Updated: May 16, 2012
Talks over Obama's to-do list turned into war of words as Republicans signaled they will return to issue before the elections.
WASHINGTON - President Obama and congressional Republicans staged a preview of a looming end-of-year battle on Wednesday, as the president warned Republicans that he would not allow Congress to hold the economy "hostage" to another fight over whether to raise the country's debt ceiling without accompanying cuts in spending.
During a lunch of hoagie sandwiches at the White House that was supposed to be about urging Congress to act on proposals to spur the economy, Obama and House Speaker John Boehner clashed again over the debt ceiling. Boehner initiated the hostilities on Tuesday, when he appeared to signal that he wanted to start scrapping over the debt ceiling this summer, in the middle of the election campaign, instead of at year's end, when the country will again need to raise the borrowing limit.
Boehner stood by his position at the White House, an aide said, telling the president: "I'm not going to allow a debt ceiling increase without doing something serious about the debt."
The president and his Democratic allies were talking tough, too. "It is simply not acceptable to hold the American and global economy hostage to one party's political ideology," said Jay Carney, the White House press secretary.
'Avoid the fiscal cliff'
Last summer, House Republicans balked at raising the debt ceiling
without deep spending cuts, an impasse that led to the lowering of the
country's debt rating. After weeks of drama, the White House and
Congress reached an agreement that raised the debt ceiling until, most
likely, the end of this year, after the November elections.But some people seem ready to start fighting now.
Boehner said he would not allow Congress to duck difficult decisions with another round of short-term measures. He said the House would pass an extension of the Bush-era tax cuts before the election, and he urged lawmakers in both parties to reach a long-term deal on spending and tax changes to head off a fiscal calamity. "To get on the path to prosperity, we have to avoid the fiscal cliff, but we need to start today," he said.
Democrats were not running from the fight either.

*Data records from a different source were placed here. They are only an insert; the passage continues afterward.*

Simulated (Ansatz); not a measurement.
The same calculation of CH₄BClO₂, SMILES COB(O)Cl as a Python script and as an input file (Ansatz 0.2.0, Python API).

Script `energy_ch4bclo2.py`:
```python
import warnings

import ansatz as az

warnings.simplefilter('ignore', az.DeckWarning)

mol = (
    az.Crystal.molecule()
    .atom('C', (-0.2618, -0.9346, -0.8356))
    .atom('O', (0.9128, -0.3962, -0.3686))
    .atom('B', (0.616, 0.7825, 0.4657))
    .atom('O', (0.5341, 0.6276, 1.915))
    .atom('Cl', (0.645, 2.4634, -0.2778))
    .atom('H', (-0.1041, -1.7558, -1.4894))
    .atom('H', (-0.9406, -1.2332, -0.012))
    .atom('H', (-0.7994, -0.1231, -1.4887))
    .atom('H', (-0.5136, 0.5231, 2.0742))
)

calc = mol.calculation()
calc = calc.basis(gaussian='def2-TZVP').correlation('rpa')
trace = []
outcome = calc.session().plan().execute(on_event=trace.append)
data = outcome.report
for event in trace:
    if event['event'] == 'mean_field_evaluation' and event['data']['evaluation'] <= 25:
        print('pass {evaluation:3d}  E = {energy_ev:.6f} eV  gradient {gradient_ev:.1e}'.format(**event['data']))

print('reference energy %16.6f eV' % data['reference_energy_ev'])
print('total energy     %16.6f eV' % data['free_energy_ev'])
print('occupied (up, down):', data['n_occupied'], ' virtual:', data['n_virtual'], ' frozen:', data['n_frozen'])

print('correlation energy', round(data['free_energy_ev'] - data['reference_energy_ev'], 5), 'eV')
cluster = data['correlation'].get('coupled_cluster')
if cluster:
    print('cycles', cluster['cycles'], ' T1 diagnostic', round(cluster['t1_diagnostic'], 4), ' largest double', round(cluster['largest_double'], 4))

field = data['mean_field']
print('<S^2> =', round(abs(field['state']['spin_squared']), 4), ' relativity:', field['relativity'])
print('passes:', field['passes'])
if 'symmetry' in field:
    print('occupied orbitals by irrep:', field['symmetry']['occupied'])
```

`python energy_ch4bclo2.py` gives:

An aide to Sen. Harry Reid, the majority leader, said that Reid reminded Boehner and Mitch McConnell, the Senate Republican leader, that "absent a balanced agreement that pairs smart spending cuts with revenue measures asking millionaires to pay their fair share, the debt will be dealt with through the sequester." That is a reference to a previous deal that would automatically cut $1.2 trillion in spending, with half taken out of military spending and half from domestic spending.
Senate Republicans, meanwhile, engineered a daylong debate designed to highlight the Democratic majority's inability for the third year to produce a budget blueprint -- and to embarrass Obama by bringing his budget to a vote. A procedural motion to proceed to the Obama budget failed, 99-0.